Michel Ancel created Rayman 15 years ago, and despite having no arms and no legs, the little guy’s still running amok. His latest outing – Rayman Origins – is an impressive return to form, after being somewhat overshadowed by those pesky Rabbids in recent years.
The story this time around is pretty simple. The Glade of Dreams has been overrun by Darktoons, and it’s down to Rayman to save the day. He’s brought some friends along with him – the large blue, frog-like Globox, and The Teensies, a miniature pair of crafty wizards. In a great move from Ubisoft, you can bring your friends too – four person drop-in/drop-out co-op makes it easy. (No friends? Play through solo as Rayman, no problems.)
It’s important to note though, you will have to bring your friends – there’s no online multiplayer for Rayman Origins. It’s a deliberate choice, too. While the game is very much a case of “the more the merrier”, Ubisoft understands that it’s always more fun to slap the person sitting next to you, rather than voicing your disapproval over a headset.

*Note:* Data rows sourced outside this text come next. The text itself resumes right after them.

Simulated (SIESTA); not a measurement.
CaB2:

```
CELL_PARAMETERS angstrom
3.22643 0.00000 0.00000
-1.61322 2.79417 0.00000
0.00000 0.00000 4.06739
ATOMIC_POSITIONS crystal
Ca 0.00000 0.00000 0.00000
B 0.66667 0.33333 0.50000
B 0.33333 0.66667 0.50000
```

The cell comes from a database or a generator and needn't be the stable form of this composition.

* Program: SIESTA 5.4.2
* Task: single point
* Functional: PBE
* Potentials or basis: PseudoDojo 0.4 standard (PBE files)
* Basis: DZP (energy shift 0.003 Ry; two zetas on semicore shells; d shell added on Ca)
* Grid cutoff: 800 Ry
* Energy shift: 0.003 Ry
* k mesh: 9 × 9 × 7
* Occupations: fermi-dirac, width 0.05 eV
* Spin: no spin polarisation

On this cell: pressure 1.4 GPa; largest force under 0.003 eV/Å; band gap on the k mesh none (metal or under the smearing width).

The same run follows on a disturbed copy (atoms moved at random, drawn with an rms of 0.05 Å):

It might not sound like a key feature, but slapping the person next to you is a requirement for the game, as essential as making sure your controllers are fully charged befor eyou begin. The AI isn’t the only obstacle, in the all-too-brief time we had with the game, I lost count of the number of times my playing partner pushed me off a ledge into a pile of spikes. He stopped claiming they were ‘accidents’ after the first few, and while plenty really were intentional, there were some that were unavoidable slips – the camera pans back to fit all four characters onscreen at once, and even though one Teensy has a crown (that’d be Grand Minimus, in case you were wondering), it can get pretty tricky to tell which one is which. Often, by the time I figured out who I was, it was as I was plummeting off a cliff.
In an environment where everybody is moving towards 3D technology and motion-controls, Rayman Origins stays true to its name – a 2D side-scrolling platformer – while bringing full high-def graphics and a stunning art style.
Don’t be fooled though, this one’s inspired by the classic platformers of days gone by, and it has a difficulty level to match. Timing is everything, as Darktoons swarm and invade at every corner. There’s a definite learning curve: My first few levels were all about surviving, rather than collecting the Lums dotted around the place (that’s the Rayman version of the inevitable, collectable coins). It wasn’t until later, once I’d visualised the map, sorted out which powerups to hit and counted out the timing of attacks, that I could start thinking about scoring points.
Realistically though, this is no ‘mere’ platformer. Levels are thrown in representing a whole bunch of genres (no, sorry, FPS doesn’t get a look-in here), suiting all sorts of different play styles. We only got our hands on a few levels from the game, but there are roughly 60 in total, so this one should keep you going for a while.
Learning from the past and looking to the future, the crew at Ubisoft Montpellier has shunned the idea that platformers must be simple, linear affairs. Instead, we were encouraged to improve our skills and gather upgrades as we played through the game, before revisiting earlier levels to find alternate paths, extra collectibles or simply to chalk up more points. It’s definitely a good one for people who must collect 100% – some of those Lums are hiding in really tricky spots you might not spot the first time through!
…in fact, Rayman Origins isn’t simple at all, when it comes to level design. You’re not revisiting the same place you played earlier. As you unlock new skills and powerups, you also unlock new levels in each area, with a corresponding spike in difficulty. In order to complete the game, you will have to play through some levels several times.
Rayman Origins is coming to Wii as well as PS3 and Xbox 360 as part of Ubisoft‘s holiday lineup – and while we didn’t get a chance to check out the Nintendo interpretation, we’re told that it’s pretty consistent (as in, surprisingly consistent) on the Wii. The glorious graphics carry over even better than anticipated, so if you don’t have an HD console, you won’t miss out on this one.
Trust me, you don’t want to miss this one. If you’re a fan of platforms, of glorious, hand-drawn art styles, or simply of four-person on-screen chaos, Rayman Origins should be on your wishlist.